‘Crazy’ prices paid for world coins at Chicago Int’l Coin Expo
“Any rare types in high grades are bringing just crazy, crazy prices, and at auction mostly,” said Tom Michael, world coin market analyst at Krause Publications.
Michael just returned from the Chicago International Coin Expo held April 10-13 in Rosemont, Ill., where he spoke to collectors from around the world.
“Almost all dealers who have coins worth over $10,000 or $20,000 are consigning them to auctions and that is where they are getting the big money,” he said.
Heritage Auctions, for example, held four auctions at CICF, bringing in more than $13 million on the hammer.
“Auctions draw collectors to the shows,” Michael said.
And while the auctions may have the high-priced coins, collectors can find plenty of mainstream coins on the show floor, Michael said, with about 70 percent of the coins selling for $500 or less.
“On professional preview day, I ran into somebody I knew from the East Coast, a low-key guy, who spent most of the day with one dealer and spent $3,000 to $4,000 with him to fill in holes in his collection,” Michael said.
Many dealers are helping people build collections, and will buy coins at shows specifically to resell to their clients, Michael added.
But in every instance, collectors are looking for high-grade coins, he said.
“You can have a high-rarity coin in a low grade and it goes homeless,” Michael said. “If you’ve got a nice dragon dollar from a province in China in MS-60, its chances of selling at auction is iffy. If it’s MS-65, you can get big dollars for it.”
While commercial third-party grading has been an integral part of the US coin market for almost 30 years, it is just now taking hold for world coins.
“But it’s fast becoming the standard,” Michael said.
American auction houses sell graded world coins, Michael said, while some European firms want to stay away from graded coins. But that is slowly changing.
“And that is a function of the type of person buying and collecting today,” he said. “A vast majority of people paying these high prices aren’t the traditional coin collector of the last 20 years. They may not know how to grade very well.”

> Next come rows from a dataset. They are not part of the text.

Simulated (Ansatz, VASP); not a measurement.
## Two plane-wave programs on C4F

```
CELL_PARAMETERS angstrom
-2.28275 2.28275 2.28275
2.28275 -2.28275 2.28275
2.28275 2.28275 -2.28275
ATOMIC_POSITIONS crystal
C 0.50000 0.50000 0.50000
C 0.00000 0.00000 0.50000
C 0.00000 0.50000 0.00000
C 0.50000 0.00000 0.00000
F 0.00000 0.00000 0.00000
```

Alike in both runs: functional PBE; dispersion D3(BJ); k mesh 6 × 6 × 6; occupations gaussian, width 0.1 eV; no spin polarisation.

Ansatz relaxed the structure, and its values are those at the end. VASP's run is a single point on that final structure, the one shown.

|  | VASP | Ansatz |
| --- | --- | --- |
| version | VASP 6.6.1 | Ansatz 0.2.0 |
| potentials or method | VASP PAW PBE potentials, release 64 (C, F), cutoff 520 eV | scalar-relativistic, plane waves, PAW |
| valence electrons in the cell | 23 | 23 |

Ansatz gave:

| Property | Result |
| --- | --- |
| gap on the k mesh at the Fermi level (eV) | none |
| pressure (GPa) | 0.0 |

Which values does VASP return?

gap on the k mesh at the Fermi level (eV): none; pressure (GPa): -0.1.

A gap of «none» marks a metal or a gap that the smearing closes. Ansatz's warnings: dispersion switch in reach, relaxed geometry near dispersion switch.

That’s why they are drawn to third-party graded coins.
“When you’re looking at a coin that may be an MS-60 or MS-65 you’d better be darned sure which it is, because there is a big difference in price,” Michael said. “If you don’t have the confidence to grade it yourself, you need a third party.”
But Michael knows not every collector can buy coins that are the best of the best.
“If you have been a core collector and are put off by the crazy, crazy prices for third-party high grade coins, don’t be discouraged,” Michael said. “There is a lot of nice material in lower grades like XF and AU. You can build a nice collection.”
In fact, the drop in gold and silver prices has helped bring down the price of many mainstream coins, he said.
“For any coin graded below MS, prices are quite reasonable again,” he said.
“When gold is at $2,000 an ounce and silver is at $40, that pushes a lot of circulated-type coins out of the range of the average collector. But with gold at $1,300 and silver at $20, some of those coins that they might have been interested in will now be available at a price they can afford.”
Collectors came from as far away as Moscow for the CICF show and Heritage’s auctions.
“As a show organizer, the most satisfying sight is to look over the bourse floor and see customers sitting in chairs at every dealer’s table,” said Scott Tappa, KP numismatics publisher and CICF chairman. “That was definitely the case at CICF. Early auction lot viewing was busier than usual, and that fed into very active dealer setup, early bird and general public attendance days. There may be larger coin shows out there, but for world and ancient coins CICF continues to be a must-attend.”